How to improve compression?

labs · April 13, 2023, 7:58pm

Hi all,

We have a 31Gb hypertable that we want to compress.

This table has 102 million rows/month, with chunks with ~3.2 million rows/day.

We use the following query to know about the table size:

SELECT 
        pg_size_pretty(total_bytes) as "Total",
	pg_size_pretty(table_bytes) as "Table",
	pg_size_pretty(index_bytes) as "Index",
	pg_size_pretty(toast_bytes) as "Toast"
FROM 
	hypertable_detailed_size('table');

Before compression we get these results:

Total	Table	Index	Toast
31 GB	30 GB	630 MB	48 kB

And after compression (segmented by one of our columns) we get this:

Total	Table	Index	Toast
30 GB	3005 MB	129 MB	27 GB

So we get a compression of just 1Gb out of 30 Gb (total size), since the data in the table (30Gb) has moved to the “Toast” part (27Gb).

We think this is due to the nature of the columns involved, that have wild changes between consecutive rows, making the compression algorithms not very effective.

Questions are:

Is there any way to compress the “Toast” part even further? Any ideas?
Is a chunk with 3.2 million rows too large for compression? If we created smaller chunks will compression improve?

Thanks in advance!

jonatasdp · April 13, 2023, 8:17pm

Hi @labs! compression will have a good compression ratio on large datasets while it will delay more. The problem is more on the data domain that you’re compressing is not that suitable for the actual algorithms. Please, see how the compression algorithms works here.

Can you share your data structure and an anonymized sample of the data you have?

labs · April 15, 2023, 10:01am

Hi @jonatasdp , thanks for your quick reply.

It’s difficult to share the exact data strutcure/anonymized table that reproduces the problem.

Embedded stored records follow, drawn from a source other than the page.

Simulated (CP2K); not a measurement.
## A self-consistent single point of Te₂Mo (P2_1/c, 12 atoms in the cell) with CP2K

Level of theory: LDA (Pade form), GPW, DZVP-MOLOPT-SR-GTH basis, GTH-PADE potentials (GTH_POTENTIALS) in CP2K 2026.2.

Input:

Here’s a first try: https://file.io/zYctYPx3t9XV (this is a “test.sql” with a sample table structure and hypertable settings and a “test.csv” file with some data)

With this simple test we’re having an initial sizing of:

Total	Table	Index	Toast
10 MB	9600 kB	776 kB	0 bytes

After the compression job runs we’re getting higher sizes instead

Total	Table	Index	Toast
138 MB	73 MB	2120 kB	63 MB

I’ll try to build a sample that reproduces the problem, but it’s complicated.

Meanwhile, are there any alternative compression techniques you can suggest that we could consider?

LuxCore · July 2, 2023, 9:12am

Hi, @labs ! Have you solved the issue of increasing the size of tables after compression? If so then could you share the solution?

antonio · July 9, 2023, 10:01am

Hi @LuxCore . I don’t thinks it’s solvable: This is the way Timescale works: some data will not compress at all and size will increase.